I try to be tolerant but you're spouting bullshit about something you know nothing about. I used to build my own high-quality PC desktops; my last mahcine was an expensive HP 17" laptop with Intel P4 3.0Ghz desktop-class processor. All oft hese were used my me alone. The Macs on the other hand are used by everyone; each machine has multiple user accounts onthem.
I also get asked to build/repair/upgrade friends' and family's (Windows) PCs. My support time for MAcs is measure in hours; for Windows it's days. As I said, your experience may be different.
Mind you, I am total awe of your psyhic abilities and mind-reading skills. Shame you don't have the courage to put your name to your beliefs.
Might I suggest that if your experience is predominantly Mac machines then you're probably not in the best position to comment on the difference in repair time between Macs and Windows boxes.
If someone asked me to repair their unbootable Mac it might take me a day or two to get it booting again. If I had to repair an unbootable Windows 7 PC, it would probably take me less than an hour to get it booting.
That doesn't mean that Windows PCs are better than Macs because they're easier to repair, that just means that I know more about Windows than I do about OS X.
I think you may have misread Steve I's post - he has had plenty of experience with PCs, but now chooses to use Macs as they suit his uses, and he personally finds they require less maintenance. I'm a PC user with the aptitude (born of getting the darned things to play games in the nineties, and more productive things since) and the time to maintain them. If you buy a cheaper PC, you might have driver issues that can take some time to hunt down... it depends on what your time is worth. You can spend extra money on 'certified' machines from HP, Dell, Lenovo etc which have undergone greater testing of their hardware and driver combinations, and come with better support- but they will still cost you a premium.

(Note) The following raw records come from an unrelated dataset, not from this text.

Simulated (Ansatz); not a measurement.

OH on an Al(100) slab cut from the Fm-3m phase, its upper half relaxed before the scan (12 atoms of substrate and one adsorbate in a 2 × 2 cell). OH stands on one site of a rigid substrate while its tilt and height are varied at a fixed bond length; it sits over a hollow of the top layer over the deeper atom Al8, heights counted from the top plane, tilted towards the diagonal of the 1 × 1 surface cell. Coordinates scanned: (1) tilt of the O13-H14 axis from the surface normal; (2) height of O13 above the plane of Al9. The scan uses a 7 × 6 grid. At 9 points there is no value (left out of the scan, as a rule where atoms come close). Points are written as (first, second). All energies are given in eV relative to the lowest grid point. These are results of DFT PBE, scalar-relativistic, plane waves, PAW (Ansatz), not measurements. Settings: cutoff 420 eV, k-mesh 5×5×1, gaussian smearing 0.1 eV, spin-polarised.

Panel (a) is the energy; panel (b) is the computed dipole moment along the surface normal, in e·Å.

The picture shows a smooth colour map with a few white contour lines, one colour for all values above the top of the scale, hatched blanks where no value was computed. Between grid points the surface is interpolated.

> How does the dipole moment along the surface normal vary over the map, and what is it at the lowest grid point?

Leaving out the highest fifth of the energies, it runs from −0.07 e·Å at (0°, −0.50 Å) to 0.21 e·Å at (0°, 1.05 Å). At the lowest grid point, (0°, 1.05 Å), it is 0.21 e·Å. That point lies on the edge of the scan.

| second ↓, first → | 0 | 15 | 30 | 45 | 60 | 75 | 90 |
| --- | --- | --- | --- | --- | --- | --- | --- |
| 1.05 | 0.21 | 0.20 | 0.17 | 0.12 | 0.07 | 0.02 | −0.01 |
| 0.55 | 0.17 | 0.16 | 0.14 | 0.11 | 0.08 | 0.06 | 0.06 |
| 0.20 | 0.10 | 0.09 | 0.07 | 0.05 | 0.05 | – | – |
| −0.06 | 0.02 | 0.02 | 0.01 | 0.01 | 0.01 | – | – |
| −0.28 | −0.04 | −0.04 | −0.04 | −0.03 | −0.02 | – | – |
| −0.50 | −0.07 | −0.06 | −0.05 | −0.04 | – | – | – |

If your only troubleshooting experience has been with Win PCs, I think that you could get a non-booting Mac happy again quicker than you think. It's the same old process of determining whether its a software issue, a buggered HDD or some other hardware failure- much the same as a PC, really, but without the option of whipping out the SSD if it proves to be the failed component.
"I used to build my own high-quality PC desktops;"
I'd seriously question the quality if your own built PC's if you had to constantly re-install windows.
"I also get asked to build/repair/upgrade friends' and family's (Windows) PCs. My support time for MAcs is measure in hours; for Windows it's days"
1 - if you can't build a windows machine that can run reliably why are you messing with other peoples PCs?
2 - DAYS? Back in the day when I used to build my own PC's I could build a PC from scratch and install windows in 2 hours, 3 tops - what on EARTH are you doing that would take days to fix?????
Seriously, stick with OSX, you seem happy with it, and it seems to suit your level of technical knowledge.
But please stop blaming windows for issues that it seems you have, rather than the operating system...
Certainly for XP it is well known that the OS needs re-installing every 18 months or so to keep the machine running well. In fact this advice was given to me by a couple of the guys that built the SOEs at a former employer and they were former MS OS tech guys. XP just had this magical way of slowing over time even when you had the necessary separate account for software installations from the normal use account. No doubt all those patches and updates were responsible in part. Not sure how Windows 7 goes as I decided not to bother with it.
@Chet: I bet you couldn't reinstall windows and the apps and the user accounts and settings quicker than you could do with OSX and either a boot clone (CCC) or timemachine. That's one thing I do prefer about the OS. Given how bad Windows was in the past you'd have thought they'd have made the re-install and reload experience more streamlined but I suspect it is the registry that causes the problems with that.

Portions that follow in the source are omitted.